A satisfiability and workload-based exact method for the resource constrained project scheduling problem with generalized precedence constraints

Highlights

• An new exact method based on satisfiability and workload is proposed for the problem.

• The proposed approach also performs well on instances of the classical version.

• A number of open instances were solved for the first time.

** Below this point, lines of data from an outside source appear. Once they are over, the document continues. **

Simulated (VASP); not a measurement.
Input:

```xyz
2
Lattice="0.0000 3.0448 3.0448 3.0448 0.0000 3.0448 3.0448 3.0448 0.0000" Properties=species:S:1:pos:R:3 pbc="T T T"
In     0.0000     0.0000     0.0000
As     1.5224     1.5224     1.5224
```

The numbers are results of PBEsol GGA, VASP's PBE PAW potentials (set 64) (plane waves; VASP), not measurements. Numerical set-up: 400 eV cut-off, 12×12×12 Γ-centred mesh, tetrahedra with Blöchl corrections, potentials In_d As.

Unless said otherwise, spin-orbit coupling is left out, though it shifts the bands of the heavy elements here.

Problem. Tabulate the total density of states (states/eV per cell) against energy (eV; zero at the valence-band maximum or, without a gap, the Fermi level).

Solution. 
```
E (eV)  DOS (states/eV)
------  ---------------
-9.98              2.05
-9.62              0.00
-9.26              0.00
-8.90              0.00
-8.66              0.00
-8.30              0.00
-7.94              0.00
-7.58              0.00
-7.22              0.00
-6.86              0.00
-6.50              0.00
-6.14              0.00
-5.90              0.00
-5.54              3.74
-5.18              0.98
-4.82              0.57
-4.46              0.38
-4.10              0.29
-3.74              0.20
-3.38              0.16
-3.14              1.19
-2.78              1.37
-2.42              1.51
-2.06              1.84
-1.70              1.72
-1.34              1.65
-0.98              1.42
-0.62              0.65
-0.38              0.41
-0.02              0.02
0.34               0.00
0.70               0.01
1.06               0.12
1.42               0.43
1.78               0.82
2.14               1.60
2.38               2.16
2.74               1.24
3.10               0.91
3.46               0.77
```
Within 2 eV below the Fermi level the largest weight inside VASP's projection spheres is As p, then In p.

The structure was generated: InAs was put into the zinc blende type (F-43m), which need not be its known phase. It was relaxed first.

• Several improved bounds are reported for instances that still remain open.

Abstract

This paper deals with the resource constrained project scheduling problem (RCPSP) with generalized precedence constraints (RCPSP/Max). We propose an exact method that tackles a relaxed version of the original problem by modeling it as a satisfiability problem (SAT). Several SAT formulations are introduced, as well as workload-based procedures that were developed in order to reduce the domain of the decision variables, and custom propagators that were implemented with a view of improving the efficiency of the SAT solver. Extensive computational experiments involving different configurations of the method were carried out on 2430 RCPSP/Max benchmark instances ranging from 10 to 500 activities and with 5 resources, and on 2040 RCPSP benchmark instances ranging from 30 to 120 activities and with 4 resources. The results obtained suggest that the proposed method is extremely competitive as almost all known optima were found and 86 instances were solved to optimality for the first time. Moreover, a number of bounds were improved for those instances that still remain open.

Introduction

Optimizing project scheduling is an important activity in virtually every field of knowledge because it can avoid a waste of time and resources, especially in big projects such as rocket launches, building hydro-electrical plants or oil and gas platforms (Pinedo, 2004). The resource constrained project scheduling problem (RCPSP) is a well-known combinatorial optimization problem that can be formally defined as follows. Let $V=\{0,1,\cdots ,N,N+1\}$ be the set of activities to be scheduled using a set $\mathcal{R}=\{1,\cdots ,m\}$ of resources throughout a time horizon [0, T). Each activity j ∈ V has an execution time p_j and it consumes a specific amount r_ij of resource $i\in \mathcal{R}$ at every time instant while it is being executed. For each resource $i\in \mathcal{R}$ there are R_i units available throughout the time horizon. Activities 0 and $N+1$ represent the beginning and end of the project, respectively, with $p_0=p_{N+1}=0$ and $r_{i0}=r_{i(N+1)}=0$ for all $i\in \mathcal{R}$. The schedule should also respect activity precedences, which are represented by a directed graph $G=(V,A)$. For each (j, l) ∈ A, let d_jl be the length of the arc and also the time lag from activity j to activity l. In this case, l must start at least d_jl time units after j starts and j must start at most $-d_{jl}$ time units after l starts. The objective is to minimize the makespan, that is, the time required to process all activities (or, alternatively, the completion time of the project).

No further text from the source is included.